Youth get down to business at Edmonds Marsh
Ten participants from the Snohomish County Youth Leadership Program have been working to clean up the Edmonds Marsh, removing Purple Loosestrife, Japanese Knott Weed and Scotch Broom — all invasive species that don’t allow the native Common Reed to grow.
“It kills them basically,” said City of Edmonds Parks Manager Rich Lindsay. “[The Common Reed] produces much more wildlife.”
The marsh is the habitat for many creatures, including ducks, herons and more than 150 other species of birds that stay throughout the year.
The youth group was able to work at the Edmonds Marsh through the Student Conservation Association, a national organization that involves both youth and young adults. Northwest Community Programs Director Meredith Stone manages this local program out of Seattle.

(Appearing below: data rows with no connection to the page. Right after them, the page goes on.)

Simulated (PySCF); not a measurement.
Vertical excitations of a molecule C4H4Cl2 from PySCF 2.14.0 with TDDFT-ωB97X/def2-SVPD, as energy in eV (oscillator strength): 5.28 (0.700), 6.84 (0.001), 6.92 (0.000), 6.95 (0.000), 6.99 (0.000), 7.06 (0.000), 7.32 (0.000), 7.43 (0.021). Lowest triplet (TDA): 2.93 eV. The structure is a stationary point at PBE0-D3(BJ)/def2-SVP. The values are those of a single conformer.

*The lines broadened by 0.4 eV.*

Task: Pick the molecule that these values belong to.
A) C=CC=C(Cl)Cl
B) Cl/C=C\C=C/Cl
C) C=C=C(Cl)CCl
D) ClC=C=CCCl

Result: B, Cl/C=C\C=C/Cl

“We work with youth crews during the school year, we have volunteer programs and then in the summers we have both volunteer and paid programs,” Stone said. The group cleaning up the Edmonds Marsh is one of the paid programs organized by the SCA.
The SCA’s focus is restoration by removing the invasive species and planting native species. They’re also known for working on trails. “We put about 4,000 members out into the field every year,” Stone added.
This was the SCA’s first year working on restoring the Edmonds Marsh. Previously their work had been in Seattle and south King County.
“We’re considering this a pilot program,” Stone said.
This year has been their first time working in north King County and Snohomish County. The SCA is using the year to get to know new partners and working with new people.
The work will continue in Edmonds through Aug. 20, then the group will move on to Monroe.
Anybody older than the age of 15 can apply to be a part of the SCA. The program at the Edmonds Marsh was a group of students from ages 15-19. There are adult programs available as well.
Volunteers are one of the best ways to help improve the marsh, said City of Edmonds Parks, Recreation and Cultural Services Manager Carrie Hite. “Financial support is always helpful, but also volunteer support,” she said.